3D printing reaches new heights with two-story home

STORY: On this suburban street in Houston, Texas, a new multi-story home is taking shape.

But this is not your average building.

Layers of concrete are laid down by an enormous 3D-printer, weighing more than 12 tons.

And it's creating what is believed to be the first 3D-printed, two-story home in the United States.

Constructing the 4,000-square-foot house will take a total of 330 hours of printing.

That's according to architect Leslie Lok, co-founder of design studio HANNAH.

“In the designing of this house, we not only think about the general floorplans and you know, usage, but we also design the actual print path, like how the printer will print, where it starts and where it stops.”

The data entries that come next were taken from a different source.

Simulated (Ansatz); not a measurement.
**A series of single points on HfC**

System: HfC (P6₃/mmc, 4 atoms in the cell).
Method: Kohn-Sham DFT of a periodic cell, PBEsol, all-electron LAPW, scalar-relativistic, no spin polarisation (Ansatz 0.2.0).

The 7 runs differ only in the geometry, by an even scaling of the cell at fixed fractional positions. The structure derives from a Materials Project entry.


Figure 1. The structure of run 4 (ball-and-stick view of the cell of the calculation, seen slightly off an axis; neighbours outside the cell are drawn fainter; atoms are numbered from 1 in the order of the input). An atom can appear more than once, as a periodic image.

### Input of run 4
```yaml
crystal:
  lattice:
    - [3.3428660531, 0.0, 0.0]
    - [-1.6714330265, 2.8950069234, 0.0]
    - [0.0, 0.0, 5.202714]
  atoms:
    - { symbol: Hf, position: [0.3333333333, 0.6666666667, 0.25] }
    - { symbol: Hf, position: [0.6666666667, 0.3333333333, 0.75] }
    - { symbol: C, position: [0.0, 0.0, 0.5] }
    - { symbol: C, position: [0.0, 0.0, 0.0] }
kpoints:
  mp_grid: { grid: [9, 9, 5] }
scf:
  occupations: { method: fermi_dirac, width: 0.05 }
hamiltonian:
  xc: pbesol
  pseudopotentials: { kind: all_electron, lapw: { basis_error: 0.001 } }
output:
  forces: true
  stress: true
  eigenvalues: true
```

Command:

The project is a two-year collaboration by HANNAH, PERI 3D Construction and CIVE, a construction engineering company.

Lok says since the printer does all the heavy lifting, less workers are needed at the construction site.

“It is a much faster construction process and it also requires only four to five people, crew on site to print a whole house and so you can see that on site we have currently five people. One of the benefits is also, it takes a lot of the heavy lifting, the labor, out of the human, where the printer is doing the heavy lifting."

The three-bedroom house will feature a hybrid design of wood framing and concrete.

Concrete can withstand the hurricanes, heavy storms and other severe weather in Texas that is becoming more frequent and severe due to climate change.

Roberto Montemayor is the project manager at PERI 3D Construction:

“Basically this works very similar to the small, plastic desktop 3D printers with two major differences. The first one is the size, of course, this printer can be expanded and contracted to print whatever project size you need to achieve. And secondly, is the material. We are printing here with concrete, which is a completely different material than plastic.”

The house is expected to be completed in the second half of 2023.

Builders hope the innovative technique can one day help more quickly and cheaply build multifamily homes.

“The design logic and layout and structure system of this building can be readily scalable and applicable for multifamily housing. And we really see that this can be the direction that we can really leverage 3D printing in that respect.”